KP: In our case, actually, our international interface has actually been pretty clean, at least in my administration. The instruments are actually delivered and sitting there. So, our international partners have actually fulfilled their commitment of getting their deliveries in. The issue now is getting the spacecraft hardware and the ion propulsion system all integrated and moving forward, so we can achieve a launch on June 20th.
JR: Any other challenges with the job? Personnel? You have a wonderful staff to work with. Communications?
KP: No. Everything else is just business as usual. This is my—how would you put it—this is my third job in a row where I’ve showed up 12 months before launch, so I’m kind of getting old at this.
JR: Tell me a little bit more about your work history. You’ve been at JPL for 20 years now—can you share some of that history?
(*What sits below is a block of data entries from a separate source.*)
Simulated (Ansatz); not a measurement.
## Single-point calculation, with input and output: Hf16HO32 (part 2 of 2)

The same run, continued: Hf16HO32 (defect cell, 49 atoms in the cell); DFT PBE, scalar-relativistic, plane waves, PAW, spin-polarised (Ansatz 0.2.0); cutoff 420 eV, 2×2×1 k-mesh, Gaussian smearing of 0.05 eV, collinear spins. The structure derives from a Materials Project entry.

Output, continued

KP: I actually started at JPL when I was a junior in college. When I graduated, I was actually the AACS or the Attitude and Articulation Control Subsystem Cognizant Engineer for Voyager Spacecraft for Neptune Encounter. Then, I moved on from there onto Mars Observer and spent time on Mars Observer until it failed. After it failed, [I] led a team of people who were responsible for doing all the testing and analysis for the three different standing review boards that were established to find out what caused the failure. After that, I went into line management for a number of years. Then, [I]came out of line management and was the product engineer and flight system manager on a project called Starlight, which was the first, formation-flying, space interferometer—after that, SIRTF, Deep Impact , and now Dawn.
JR: Correct me if I’m wrong on this, Mars Observer was functioning really well right up until insertion.
KP: Right up until the tank was pressurized just before orbit insertion. I get the phone call at home saying, ‘Did you guys see anything in the analysis and testing you were doing in the test bed?’ ‘No, why?’ ‘We haven’t heard from it.’ Functioning was beautiful.
JR: Tell me a little bit more about working at JPL. Seems like an exciting place to work—what do you find interesting about working there?
KP: What I find most interesting is [that] no two jobs are the same. The history I just went through with the flight projects I worked on—it’s not the third version of the same thing. Every one is a unique challenge on its own—unique technical challenge on its own. That just keeps you excited and motivated on doing what you do.
JR: You said this is the third mission that you’ve come in 12 months prior to launch, and each one is unique with its own works and challenges about it; but are there certain things that have to happen?
KP: There are certain things that have to happen—you kind of build up a set of approaches on solving the problem. If it’s worked for you in the past, you want to use it because it’s going to work for you in the future. But the technical problem each mission throws at you is quite different, and you have to use all your tools and wits to get through them.
JR: Share with us some unique aspects of the Dawn mission. You mentioned that each one is a little bit unique. Are there any specific things that you are seeing as part of the Dawn mission that make it unique?
KP: Dawn is unique in the sense [that] it’s the first major use of an ion propulsion system for a deep space mission, and it is that system that had some of the technical challenges that caused the mission to be stood-down and looked at by the independent assessment team. Because of that, we have to pay very special attention to make sure we technically answer all the questions regarding the ion propulsion system, and do what’s right before we deliver that hardware for integration.
JR: Since reinstatement, you’ve been re-establishing your teams and pulling people back on. How has that been going as far as getting back up from a ‘stand-down’ to a ‘cancel’ to a ‘reinstatement’ and then back up again?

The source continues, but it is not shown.